In announcing the decision by the nine-member board following four days of meetings in Calgary, Alberta, the site of the 1988 Winter Games, I.O.C. President Juan Antonio Samaranch said the rule was experimental,
''This decision is only for 1988,'' he said. ''After 1988 we will see, The Olympic movement must go with the times.''
If the decision is ratified at the I.O.C.'s annual meeting in East Berlin in June, as it is expected to be, it would theoretically clear the way for such young National Hockey League stars as Mario Lemieux, the Canadian-born Pittsburgh Penguin rookie and Pat LaFontaine, the Islanders' American-born rookie, to compete at the 1988 Winter Games.
It could also allow such young tennis professionals as Aaron Krickstein, Andrea Jaeger and Kathy Rinaldi of the United States, Carling Bassett of Canada and Pat Cash of Australia to compete for their contries at the Summer Games in Seoul, South Korea, where tennis is scheduled to become an official Olympic event following its appearance as a demonstration sport at the 1984 Games in Los Angeles.
The international federations governing hockey, soccer and tennis had asked for the rule, which would allow professionals who have not reached their 23d birthday by the start of the Winter Games, Feb. 13, 1988, to compete.
Walter Troger, the I.O.C. sports director, said that the new rule would be reviewed after the 1988 Games and might be extended to other sports if their international federations requested it.
In voting to allow professionals to compete, the executive board addressed one of the thorniest issues that has confronted Olympic officials in recent years, the definition of an amateur.
The issue erupted into controversy at the 1984 Winter Games in Sarajevo, Yugoslavia, when three countries sought unsuccessfully to use five players who had played briefly in the N.H.L. on the ground that some hockey players were being allowed to compete even though they had signed professional contracts with European leagues.
Unlike the N.H.L., however, the European professional leagues are members of the International Ice Hockey Federation, the sport's world governing body, which granted waivers to some of its member professionals but refused to extend the waivers to N.H.L. players.

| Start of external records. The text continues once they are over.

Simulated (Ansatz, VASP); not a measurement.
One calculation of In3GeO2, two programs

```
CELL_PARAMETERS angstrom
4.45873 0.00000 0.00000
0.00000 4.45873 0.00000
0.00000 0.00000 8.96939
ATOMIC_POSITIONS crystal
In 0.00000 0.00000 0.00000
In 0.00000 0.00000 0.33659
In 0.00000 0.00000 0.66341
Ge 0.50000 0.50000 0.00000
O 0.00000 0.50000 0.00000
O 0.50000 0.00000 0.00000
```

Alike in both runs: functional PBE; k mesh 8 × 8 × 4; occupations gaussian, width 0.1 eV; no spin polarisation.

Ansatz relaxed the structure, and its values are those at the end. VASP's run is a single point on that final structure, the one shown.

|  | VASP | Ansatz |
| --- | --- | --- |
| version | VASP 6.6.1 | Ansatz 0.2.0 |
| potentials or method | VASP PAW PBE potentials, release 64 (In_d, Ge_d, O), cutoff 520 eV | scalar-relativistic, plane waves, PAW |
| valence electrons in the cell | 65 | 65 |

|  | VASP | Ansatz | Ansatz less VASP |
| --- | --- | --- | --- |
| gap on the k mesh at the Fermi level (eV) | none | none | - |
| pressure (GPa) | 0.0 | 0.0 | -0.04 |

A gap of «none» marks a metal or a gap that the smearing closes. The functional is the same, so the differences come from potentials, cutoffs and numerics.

In voting to allow professionals, but only young professionals, to compete in the Olympics, the executive board adopted an approach that had been used for tennis at the 1984 Games when an age limit of 20 applied to both amateur and professional tennis players. The higher age limit of 23 adopted yesterday at the 1988 Games followed the recommendations of the three federations governing the respective sports.
Although the ruling would make many young N.H.L. stars eligible for the 1988 Games, they would still need permission from their professional clubs to join Olympic teams. Since the Winter Games will be held during the middle of the N.H.L. season, that seemed unlikely, especially since most Olympic teams train together for months before the Olympics.
''I'd be surprised if any player on a regular roster would play in the 1988 Olympics,'' said John Ziegler, the president of the National Hockey League. ''Players will be expected to honor their N.H.L. contracts.''
Jim Henderson, a spokesman for the North American Soccer League, said that no active players in the N.A.S.L. or the Major Indoor Soccer League would be affected by the rule since none were young enough to meet the the age limit in 1988.
Jack Kelly, the president of the United States Olympic Committee, said he was ''rather pleased,'' with the new rule allowing professionals to compete in the Olympics, but didn't understand why an age limit was imposed.